Martin Jacobson appears on Chinese network Tencent Poker

Martin Jacobson, one of the most popular and well-respected World Series of Poker (WSOP) Main Event champions from the game’s modern era, has been headhunted by rapidly growing Asia-based network ‘Tencent Poker’ to act as one of its ambassadors for the game in China.

“I was approached by a leading representative from Tencent to make a guest appearance on their poker show”, said the 2014 champ in a recent interview with CalvinAyre.

“I was at the top of their list of names and they were particularly excited to host a former WSOP champion, something they’ve never done before.”

“To help grow the game in China”, he continued when asked why he’d been invited onto the show. “They knew a world champion guest would draw more attention to their network and particularly the show itself.”

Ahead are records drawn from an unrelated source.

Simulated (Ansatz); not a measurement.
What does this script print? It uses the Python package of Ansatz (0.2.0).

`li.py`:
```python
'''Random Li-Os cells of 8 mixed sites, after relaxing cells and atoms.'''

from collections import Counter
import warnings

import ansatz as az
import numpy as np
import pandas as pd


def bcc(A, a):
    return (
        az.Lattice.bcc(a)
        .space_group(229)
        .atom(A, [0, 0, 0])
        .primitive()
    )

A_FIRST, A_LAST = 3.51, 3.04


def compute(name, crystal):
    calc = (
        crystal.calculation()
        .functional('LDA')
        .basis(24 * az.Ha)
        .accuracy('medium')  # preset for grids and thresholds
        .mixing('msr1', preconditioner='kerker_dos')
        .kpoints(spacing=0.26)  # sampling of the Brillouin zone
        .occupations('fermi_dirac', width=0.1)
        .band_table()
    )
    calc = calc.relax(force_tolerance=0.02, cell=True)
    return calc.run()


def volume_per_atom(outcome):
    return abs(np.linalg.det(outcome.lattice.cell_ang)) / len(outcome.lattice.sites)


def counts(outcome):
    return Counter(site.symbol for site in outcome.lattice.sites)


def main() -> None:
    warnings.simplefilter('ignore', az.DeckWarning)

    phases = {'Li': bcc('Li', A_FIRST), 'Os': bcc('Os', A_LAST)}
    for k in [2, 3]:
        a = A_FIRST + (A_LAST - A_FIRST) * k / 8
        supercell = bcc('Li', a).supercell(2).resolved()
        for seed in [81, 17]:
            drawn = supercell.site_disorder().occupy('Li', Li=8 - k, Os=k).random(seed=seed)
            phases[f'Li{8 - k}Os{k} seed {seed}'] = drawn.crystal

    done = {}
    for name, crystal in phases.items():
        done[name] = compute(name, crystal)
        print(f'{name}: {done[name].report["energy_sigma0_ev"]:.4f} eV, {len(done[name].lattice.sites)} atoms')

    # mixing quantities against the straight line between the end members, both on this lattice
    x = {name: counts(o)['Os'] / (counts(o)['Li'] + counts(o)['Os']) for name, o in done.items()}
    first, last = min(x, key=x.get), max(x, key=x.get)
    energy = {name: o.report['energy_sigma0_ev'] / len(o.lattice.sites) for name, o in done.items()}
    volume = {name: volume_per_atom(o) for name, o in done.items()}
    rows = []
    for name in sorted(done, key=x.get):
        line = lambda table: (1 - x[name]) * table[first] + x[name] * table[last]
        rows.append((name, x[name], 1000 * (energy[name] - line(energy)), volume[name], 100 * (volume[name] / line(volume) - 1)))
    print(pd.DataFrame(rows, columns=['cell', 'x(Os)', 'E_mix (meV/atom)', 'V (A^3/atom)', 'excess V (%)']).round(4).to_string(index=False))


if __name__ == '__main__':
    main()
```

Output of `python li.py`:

The Swede was amazed to find a hoard of poker fans eagerly awaiting his arrival at Changsha airport, and as a result quickly became a subscriber to Global Poker Index CEO Alex Dreyfus’ view that China is the place for the next poker boom – if there ever is to be one.

“I later found out that some of these guys had driven for hours just for the chance to meet me and shake my hand. They wanted me to sign everything from decks of playing cards to their bare skin. I’ve never seen anything like it.”

Aside from his endeavours in China, Jacobson also discussed the recent social media outburst by fellow world champion Joe McKeehan in the interview, and defended his colleague’s actions.

“I’ve learned that social media can be a powerful but also very dangerous weapon. Once you reach any sort of fame, you’re constantly under the loophole, and everything you post will be (mis)interpreted in a million different ways by thousands of people.”

“Therefore, I always think twice before I post something these days and actively try to stay out of any sort of controversy. Whatever he said it shouldn’t be taken to heart. At the end of the day, it’s just his opinion.”

McKeehan had claimed poker players were “being treated like slaves” because a large chunk of tournaments at the WSOP this year have been scheduled to begin at 11am.